Balkan brass music is a lot different than brass music from, say, New Orleans or Vienna – it’s dark, slashing, vicious stuff. It’s also a competitive sport. As recently documented in the film Brasslands – whose amazing soundtrack Raya Brass Band contributes to, mightily -many of the best bands from across Eastern Europe polish their sizzling chops by battling it out with their neighbors. And while Raya Brass Band are not from Serbia or Macedonia but from Brooklyn, their latest album This Train Is Now is battle-ready. It’s a lot different from their first two albums, which, looking back, sound a lot more feral, almost punk in places. Which is not to say that the new album is slicker, or any less ferocious, only that the band chooses their spots to get completely unhinged: the music is lot more dynamic. The other difference is that all but two of the cuts on the new album are originals rather than Balkan or Romany classics. As brilliant as their previous one, Dancing on Roses, Dancing on Cinders was (it ranked in the top three albums of 2012 here last year), this is better. And that’s saying a lot. Alto saxophonist Greg Squared, trumpeter Ben Syversen, slinky virtuoso tuba player Don Godwin, accordionist Matthew Fass and standup tupan drummer EJ Fry showed off some great chops last time out; this is world-class.
Here, both horn players typically use Balkan chromatic scales more than they rely on microtones, saving those otherworldly sonics for when they really want to go for the jugular. Greg Squared’s Locks and Latches opens the album with a series of rapidfire doublestops, its funky trip-hop pulse lit up by a long, sinuous Syversen solo. Syversen’s big anthemic title track makes its way up from a biting, funky sway, spiced with a tightly clustering accordion solo. They work a lot of funky, suspenseful syncopation on the aptly tilted Riff Cloud, Syversen picking up from a broodingly insistent sax solo and then wailing upward.

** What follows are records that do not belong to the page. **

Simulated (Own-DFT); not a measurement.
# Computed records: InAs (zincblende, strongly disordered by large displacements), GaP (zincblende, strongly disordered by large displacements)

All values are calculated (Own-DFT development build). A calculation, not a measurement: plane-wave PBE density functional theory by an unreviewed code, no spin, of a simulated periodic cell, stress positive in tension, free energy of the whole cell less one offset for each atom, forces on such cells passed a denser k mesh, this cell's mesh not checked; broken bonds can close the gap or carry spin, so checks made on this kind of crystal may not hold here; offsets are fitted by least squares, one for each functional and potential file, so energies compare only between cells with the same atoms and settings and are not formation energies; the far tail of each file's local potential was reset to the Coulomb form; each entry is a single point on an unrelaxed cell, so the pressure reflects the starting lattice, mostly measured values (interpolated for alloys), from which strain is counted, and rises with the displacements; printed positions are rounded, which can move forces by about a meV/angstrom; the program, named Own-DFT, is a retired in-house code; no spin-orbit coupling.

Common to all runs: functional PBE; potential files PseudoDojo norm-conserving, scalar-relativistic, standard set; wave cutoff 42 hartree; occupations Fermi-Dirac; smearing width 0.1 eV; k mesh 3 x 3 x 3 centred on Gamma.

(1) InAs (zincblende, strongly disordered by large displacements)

Let the Crickets Decide, another Greg Squared tune, is arguably the album’s best track: there’s a whole lot going on here. Syversen bubbles evilly over an ominous low sax note, followed by a mysterious sax solo that eventually goes screaming with the bent notes and microtones…and then they sprint to the finish line. Tsamika Tarragona, by Godwin, alternates between warmly soulful and biting, with a brief carnivalesque interlude. Bump, by Syversen, is the album’s catchiest track, emphatically anchored by the accordion alongside Godwin’s unexpectedly nimble, tiptoeing pulse, Syversen taking a turn to swoop and weave through a mist of microtones.
Bloody Knuckles, by Greg Squared, is a cage match of sorts between the horns, locked in combat or exchanging lively riffage: the fun these guys are having is irresistible, through all kinds of intricate time changes to yet another long, killer Syversen solo. For Mia, by Fass, makes quite a contrast with its lullaby intro, building to a gorgeously creepy accordion solo that the horns pick up from there. There are two traditional tunes here: a brisk, bristling take of the Macedonian tune Shapkarevo Kasapsko Oro, which manages to be just a little more polished than the tracks on the previous album; and the famous Roma Karsilama, with its animated call-and-response and aggressive trumpet solo. The album ends with Greg Squared’s Segan Sirto, which begins allusively and then hits its evil stride over Godwin’s slinky groove, the song’s writer taking the most exhilirating, dynamically-charged solo on the album: the way he weaves from smoky to crystalline will give you goosebumps. Is this the best album by a New York band in 2013? Maybe. Raya Brass Band’s next New York show is on Oct 12 at 9 PM at the Ukrainian National Home, 140 2nd Ave. off of 9th St.; cover is $15.